Skip to content

Instantly share code, notes, and snippets.

@jstaf
Created May 20, 2015 21:18
Show Gist options
  • Star 0 You must be signed in to star a gist
  • Fork 0 You must be signed in to fork a gist
  • Save jstaf/22fac11fecd5dd5121b2 to your computer and use it in GitHub Desktop.
Save jstaf/22fac11fecd5dd5121b2 to your computer and use it in GitHub Desktop.
ggplot2 Tutorial Script - May 19th (with answers)
# ggplot2 is a plotting framework that is (relatively) easy to use, powerful,
# AND it looks good.
# Jeff Stafford
library(ggplot2)
# Load the example data
data <- msleep
str(data)
# It's sleep data of some kind. Why are we using it? Because I am absolutely
# sick of looking at the gapminder dataset.

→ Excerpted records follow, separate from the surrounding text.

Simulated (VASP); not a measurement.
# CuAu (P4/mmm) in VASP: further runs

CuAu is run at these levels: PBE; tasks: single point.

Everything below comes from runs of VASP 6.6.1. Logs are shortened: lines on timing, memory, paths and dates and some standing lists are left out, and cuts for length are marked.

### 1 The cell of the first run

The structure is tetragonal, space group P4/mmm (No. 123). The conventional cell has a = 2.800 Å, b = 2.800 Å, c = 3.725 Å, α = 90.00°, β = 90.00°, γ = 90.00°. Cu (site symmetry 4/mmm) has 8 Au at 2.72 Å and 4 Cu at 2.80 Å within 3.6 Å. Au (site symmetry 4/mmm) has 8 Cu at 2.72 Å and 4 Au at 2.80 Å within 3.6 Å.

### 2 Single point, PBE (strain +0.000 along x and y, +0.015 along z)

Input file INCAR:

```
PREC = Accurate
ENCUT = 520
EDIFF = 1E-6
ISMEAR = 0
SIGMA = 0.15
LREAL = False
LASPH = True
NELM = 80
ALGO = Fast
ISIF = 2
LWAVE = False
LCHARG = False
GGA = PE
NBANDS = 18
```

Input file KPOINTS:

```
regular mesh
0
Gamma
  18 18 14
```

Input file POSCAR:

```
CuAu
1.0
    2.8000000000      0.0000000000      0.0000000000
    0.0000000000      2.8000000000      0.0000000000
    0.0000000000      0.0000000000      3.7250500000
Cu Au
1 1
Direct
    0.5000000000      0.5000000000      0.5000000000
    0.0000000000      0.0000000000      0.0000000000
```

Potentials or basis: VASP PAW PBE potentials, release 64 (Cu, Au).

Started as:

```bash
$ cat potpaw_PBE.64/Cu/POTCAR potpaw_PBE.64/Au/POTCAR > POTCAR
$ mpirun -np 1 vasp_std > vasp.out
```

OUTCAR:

####################################################
#Okay, let's start. ggplot2 revolves around a certain kind of variable: the
#ggplot2 object.
# What is a ggplot2 object? Basically it is your data + information on how to
# interpret it + the actual geometry it uses to plot it.
# How to create ggplot2 objects:
# You can add as much data in the inital function call as you want. All of these
# work, but the final version is the only "complete" object that fully specifies
# the data used for the plot.
ref <- ggplot()
ref <- ggplot(data)
ref <- ggplot(data, aes(x = bodywt, y = sleep_total))
# This is the same thing as the line above:
ref <- ggplot(data, aes(x = data$bodywt, y = data$sleep_total))
# To store an object (to add to it later/plot it on demand), just give it a
# reference. Simply typing the reference will display the plot (if you've
# provided enough information to make it.)
ref
# As you can see, we haven't specified everything we need yet.
# IMPORTANT: There are 3 components to making a plot with a ggplot object: your
# data, the aesthetic mappings of your data, and the geometry. If you are
# missing one, you won't get a functional plot.
# Your data should be a dataframe with everything you want to plot. Note that it
# is possible to put data from multiple sources (ie. different dataframes) in
# the same plot, but it's easier if everything is in the same 2-dimensional
# dataframe.
ref <- ggplot(data)
# The aesthetic mappings tell ggplot2 how to interpret your data. Which values
# in your dataframe are the y-values, x-values, what should be used for colors, etc.
ref <- ggplot(data, aes(x = bodywt, y = sleep_total))
# The geometry is the actual stuff that goes on the plot. You can specify any
# geometry as long as you have supplied the values it needs. If you've specified
# the required aesthetic mappings (which data corresponds to x, y, etc.), all
# you need to do is tell ggplot2 to create a certain geometry- for instance a
# scatterplot.
# Just add the geometry you want to your object. In this case, we are making a scatterplot.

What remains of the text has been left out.